Pierce said the 25 U.S. governors recently proposed a five-fold increase in U.S. ethanol production by 2025. To do that would require a third more corn than the U.S. currently produces. Even hitting the governors’ 2015 target would require a dramatic reallocation of corn supplies from feed and industrial uses to ethanol and exports would be a memory.

Bob Wisner and Phil Baumel, professors of economics at Iowa State University wrote recently that USDA supply-demand projections for the year ahead and trends through 2008 imply that the grain-livestock sector is entering an extended period of chronically tight corn supplies.

Projections imply that expanding demand for corn for ethanol processing will displace U.S. exports, but that is by no means certain, they said.

“A significant part of the displacement might be shifted to the U.S. livestock and poultry industries because of the ability of foreign buyers to bid aggressively for corn supplies.”

In their concluding comments they said: “the U.S. corn supply-demand balance is changing from one of chronic surplus production capacity to an extended period of tight supplies. If so, relatively high corn prices will be needed to allocate limited supplies among alternative users.”

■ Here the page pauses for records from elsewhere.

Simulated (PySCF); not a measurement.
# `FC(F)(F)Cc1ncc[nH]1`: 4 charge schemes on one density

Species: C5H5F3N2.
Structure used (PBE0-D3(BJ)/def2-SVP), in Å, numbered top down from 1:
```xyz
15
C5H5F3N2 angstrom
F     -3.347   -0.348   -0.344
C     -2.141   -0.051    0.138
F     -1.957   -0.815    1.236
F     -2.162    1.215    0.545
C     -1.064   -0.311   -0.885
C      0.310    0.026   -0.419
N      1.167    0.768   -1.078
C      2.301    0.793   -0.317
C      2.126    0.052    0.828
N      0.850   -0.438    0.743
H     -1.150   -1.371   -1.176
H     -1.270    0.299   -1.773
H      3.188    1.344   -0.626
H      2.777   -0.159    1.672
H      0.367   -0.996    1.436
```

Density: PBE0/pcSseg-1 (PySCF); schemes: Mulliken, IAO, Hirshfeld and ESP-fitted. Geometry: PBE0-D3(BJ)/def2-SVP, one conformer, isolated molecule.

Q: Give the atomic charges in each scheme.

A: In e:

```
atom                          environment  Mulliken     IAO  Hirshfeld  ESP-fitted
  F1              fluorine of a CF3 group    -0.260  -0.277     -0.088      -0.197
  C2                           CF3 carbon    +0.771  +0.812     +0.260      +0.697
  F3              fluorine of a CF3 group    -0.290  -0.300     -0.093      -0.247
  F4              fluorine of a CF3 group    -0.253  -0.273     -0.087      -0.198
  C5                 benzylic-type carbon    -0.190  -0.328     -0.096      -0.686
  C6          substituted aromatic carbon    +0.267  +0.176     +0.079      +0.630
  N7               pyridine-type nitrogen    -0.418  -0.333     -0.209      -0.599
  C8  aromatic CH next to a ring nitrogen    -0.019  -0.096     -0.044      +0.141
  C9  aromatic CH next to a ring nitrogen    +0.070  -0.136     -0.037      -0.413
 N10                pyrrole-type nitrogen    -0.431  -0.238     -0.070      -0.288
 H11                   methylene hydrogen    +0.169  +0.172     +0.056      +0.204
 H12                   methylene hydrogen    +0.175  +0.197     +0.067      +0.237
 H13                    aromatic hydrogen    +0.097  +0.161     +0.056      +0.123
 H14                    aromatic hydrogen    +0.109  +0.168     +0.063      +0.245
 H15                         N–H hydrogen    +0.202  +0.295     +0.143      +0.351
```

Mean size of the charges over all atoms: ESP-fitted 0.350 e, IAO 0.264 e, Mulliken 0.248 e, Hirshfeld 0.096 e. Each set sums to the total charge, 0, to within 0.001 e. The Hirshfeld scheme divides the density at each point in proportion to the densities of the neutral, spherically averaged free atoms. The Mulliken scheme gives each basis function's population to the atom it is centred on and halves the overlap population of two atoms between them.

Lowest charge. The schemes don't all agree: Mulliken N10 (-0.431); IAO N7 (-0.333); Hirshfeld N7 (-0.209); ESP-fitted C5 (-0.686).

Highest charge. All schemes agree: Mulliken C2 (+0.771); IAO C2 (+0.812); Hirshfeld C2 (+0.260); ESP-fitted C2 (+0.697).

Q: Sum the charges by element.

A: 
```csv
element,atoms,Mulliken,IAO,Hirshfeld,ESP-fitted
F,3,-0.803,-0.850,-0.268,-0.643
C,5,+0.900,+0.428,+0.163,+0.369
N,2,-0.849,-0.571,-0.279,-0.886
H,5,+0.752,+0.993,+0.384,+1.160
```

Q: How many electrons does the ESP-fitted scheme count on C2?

They added that ethanol processor demand for corn is likely to be inelastic, reflecting government incentives and a relatively inelastic motor fuel market. “An inelastic demand requires large increases in price to reduce use when feedstock supplies are short.”
The situation is further complicated by China’s changing role in world grain markets, they wrote.

It is the widely held view that China is shifting from a large exporter of corn to an importer. If that happens, China would become a new market for U.S. corn. At the same time China’s corn customers would likely turn to the U.S. for supplies.

“This possible scenario raises the question of whether U.S. corn acreage can be increased enough to meet anticipated new sources of demand,” they said.

Meanwhile, corn has also become a bit of a darling among investors and speculators. The Globe and Mail recently featured corn as one of its investment stars. A recent analysis also showed that investment funds are now heavily involved in the grain futures markets.

The review showed that 20 per cent of corn futures and 50 per cent of wheat futures were held by investment funds. Since these funds are prohibited from taking physical delivery of the grains, the investments are based on the expectation that prices will continue to rise and that they will be able to sell their paper before the contracts mature.

On the spot market, corn prices have gone from just over $2 a bushel, where they have languished for years, to over $4 and many analysts fully expect prices to hit $5 US by this summer. If there is a production problem prices will be even higher.

Pearse Lyons said that the one certain thing in this market is that the ethanol plants won’t be driven out. Once the plants are up they will keep running.

Canada
Canada is the tail on the U.S. dog. It is later getting into the ethanol game and it is building plants at a slower pace, but that pace is quickening.

The Canadian Renewable Fuels Association says that extensive production of ethanol from grain will not detract from Canada’s ability to feed its own citizens and supply quantities of high-quality grains to export markets.
Canada typically produces just under 50 million tonnes of grain (wheat, barley, corn, oats, rye) annually, and exports about half of this. If all Canadian gasoline consumption (presently about 33 to 35 billion litres annually) contained 10 per cent ethanol, the maximum grain requirement would be eight to nine million tonnes. Canada would remain a major grain exporter, the association says.

But ethanol production is having an impact, particularly in Ontario, where corn is used as the feedstock. In Western Canada, wheat is the common feedstock.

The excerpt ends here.